746 WHP @ 45 PSIBig Al Friedman's flame-embellished Evo VIII was last updated in the September, 2005 issue. At that time, Al had just become the first Evo VIII to run 9 seconds on all turbo. He was running the GT35R turbo which has become the most common turbo upgrade on high-power Evos in the U.S. due to its excellent power-making potential and decent street driveability. Big Al's Evo VIII has made more power and gone faster with a GT35R than any other Evo VIII in the world-667 whp without nitrous yielded a 9.98 in the quarter mile and a record 144 mph trap speed. The previous update explained all the details of how Al pushed the GT35R in to 9's and got all the power down to the ground.

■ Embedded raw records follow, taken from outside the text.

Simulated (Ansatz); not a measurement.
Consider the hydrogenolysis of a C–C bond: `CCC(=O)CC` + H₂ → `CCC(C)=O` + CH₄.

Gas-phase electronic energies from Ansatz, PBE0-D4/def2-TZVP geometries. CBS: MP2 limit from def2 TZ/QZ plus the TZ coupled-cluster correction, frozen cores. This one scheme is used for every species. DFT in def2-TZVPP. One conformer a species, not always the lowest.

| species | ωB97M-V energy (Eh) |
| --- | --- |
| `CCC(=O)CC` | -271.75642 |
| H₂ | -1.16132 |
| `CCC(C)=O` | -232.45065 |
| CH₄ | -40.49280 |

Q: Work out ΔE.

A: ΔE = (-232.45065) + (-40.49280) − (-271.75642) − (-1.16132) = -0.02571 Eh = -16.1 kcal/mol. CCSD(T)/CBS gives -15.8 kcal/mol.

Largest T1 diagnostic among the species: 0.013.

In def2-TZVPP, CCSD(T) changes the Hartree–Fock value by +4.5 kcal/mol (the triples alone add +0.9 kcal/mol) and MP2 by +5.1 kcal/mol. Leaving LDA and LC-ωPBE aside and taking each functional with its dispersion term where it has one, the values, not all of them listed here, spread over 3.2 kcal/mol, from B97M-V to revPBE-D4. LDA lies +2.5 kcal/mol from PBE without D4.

The combination has proven to be very effective at the track this year. Al has tallied four wins and two runner-up finishes out of seven races he's entered. Al says Exedy Racing Clutches deserves a lot of credit for the success during this year's racing season for its continued support and sponsorship of what has now become the Exedy Evo VIII.
New Modifications"At one point, going 11 seconds was my goal," says Al "Having gone 10s and now 9s it's like an illness. You can never have too much power. Tuners can never have enough power and always are looking to find more. Of course, I wanted more power and I was very shortly going to come into conflict with the law of diminishing returns. The first 50 whp is fairly easy and straightforward, the last 50 whp materialized into something very difficult and expensive.
"We were up against the very edge of how much power we could make from the GT35R. I made this assessment based upon examination of the datalog files, which revealed we had reached, and pushed right up against, the comfortable limit of detonation activity. Further, the data showed way too much backpressure in the turbo housing and manifold to support the kind of power we wanted. The boost was turned up all the way and it would not go any further. The GT35R was maxed out, it was time to move beyond the familiar and comfortable. Simply put, we had gone well beyond the turbo's volumetric efficiency."
GT40R"It was David Buschur of Buschur Racing who gave me the suggestion to try the GT40R, a hard-to-find turbo from Garrett. The GT40R, which we obtained had a divided turbine housing which afforded us the opportunity to run a true twin-scroll setup. On a four-cylinder engine one exhaust pulse is created every 180 degrees of crankcase rotation. Keeping each pulse properly timed as it reaches the turbine wheel helps speed spool up and makes slightly more top-end power. This technology is employed on the stock Evo VIII engine in the form of a totally divided exhaust manifold and twin wastegate flappers.
"No one has released a turbo upgrade kit using the GT40R so I asked my good friends at Pruven Performance in Milford, Conn., to fabricate an exhaust manifold which employs twin scroll technology, totally divided exhaust flow into the divided turbo housing and twin TiAL 44mm external wastegates. The manifold itself is made with special 8-gauge stainless tubing supplied by Buschur Racing, which has proven to be totally indestructible.
"Theoretically, the GT40R is capable of 70 to 80 more horsepower than the GT35R. Realizing that theoretical gain would prove to be very costly and time consuming. As soon as we fired up the car on the dyno with the new turbo we realized that we were going to run out of fuel. The 1,000cc injectors immediately hit 100 percent-plus duty cycle. So a four pack of 1,600cc injectors from Marren Motorsports were sourced. But it was soon discovered that an injector driver box was needed to work in collaboration with the AEM EMS system in order to properly control the larger, low-impedance injectors.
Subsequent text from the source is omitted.